Open Source in the Voting Booth
Anyone familiar with current e-voting technologies will note that the logistics of this solution are no more or less complex than those of existing systems. The key, however, is that they would be driven by open source code that anyone could download and use.
With all the covers off, it becomes extremely difficult to embed backdoors or commit cloak-and-dagger fraud. The ability to view the code that records our votes should be a basic right -- if only to ensure that the conditions leading to a successfully recorded vote do not set success as a default.
The best bet for an open voting system would be code based on NetBSD or OpenBSD, embedded in nonremovable flash on the mainboard of the device. The device would also require a serial or USB-driven touchscreen, as well as a USB-connected, embedded printer. Code updates to the device would not be allowed via the touchscreen, but rather through a certificate or key-secured USB or serial connection.

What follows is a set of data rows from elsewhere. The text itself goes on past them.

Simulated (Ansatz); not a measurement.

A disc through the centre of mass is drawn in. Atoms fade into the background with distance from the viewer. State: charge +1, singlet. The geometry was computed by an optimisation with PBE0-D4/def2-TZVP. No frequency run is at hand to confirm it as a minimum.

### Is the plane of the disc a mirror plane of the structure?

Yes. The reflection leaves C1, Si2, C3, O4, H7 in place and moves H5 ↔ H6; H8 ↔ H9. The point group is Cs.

Such a device would be less complex than a McDonald's cash register, running extremely basic, open code that's been hardened for years, and can be easily reduced to only the required functions. There's no reason it couldn't be cheap, simple, and extremely easy to produce. Further, it should easily handle being mothballed for a year or two between elections.
Detractors will claim that if the code is open, anyone planning to commit fraud will have the blueprints to circumvent the security of the system. The ever-growing adoption of open source software in businesses large and small, as well as the Internet's reliance on open source solutions, provides evidence to the contrary. For example, open cryptography solutions are no less secure than their closed counterparts. In fact, one could argue that they're more secure, given that complete code visibility greatly reduces the potential for backdoors.
Open Elections Require Open Systems
Ultimately, the call for open source e-voting systems isn't as much about open source software as it is about securing our inalienable right to legitimate elections. It just so happens that open source is the best way to accomplish that goal.
If the past few elections are any indication, secure voting machines are essential to political legitimacy. With machines sold by companies that produce far more secure ATMs than voting systems, something must change, especially as the inaccuracies and irregularities incurred by these systems continue to mount. No effective steps have been taken by the government thus far to address the integrity of our vote, other than small measures by state and county governments that have already blown budgets on insecure systems.
In 2002, Congress passed the Help America Vote Act in response to the hanging-chad debacle of Florida's 2000 presidential elections. The act's main thrust was to provide money to states to replace outdated punch-card- and lever-based voting systems with optical-scan or touchscreen models. The act largely accomplished that goal, filling the coffers of closed source voting system manufacturers. In doing so, the act may have inadvertently placed the country in a worse situation, given how difficult it is to rig large numbers of votes with punch card or lever systems. By contrast, a single poorly designed e-voting machine can be used to covertly modify large numbers of votes.
Of course, even with a paper ballot cast in a locked box, there have never been fail-safe assurances that any given vote has been counted and recorded. Human error and malfeasance are sure to be constants.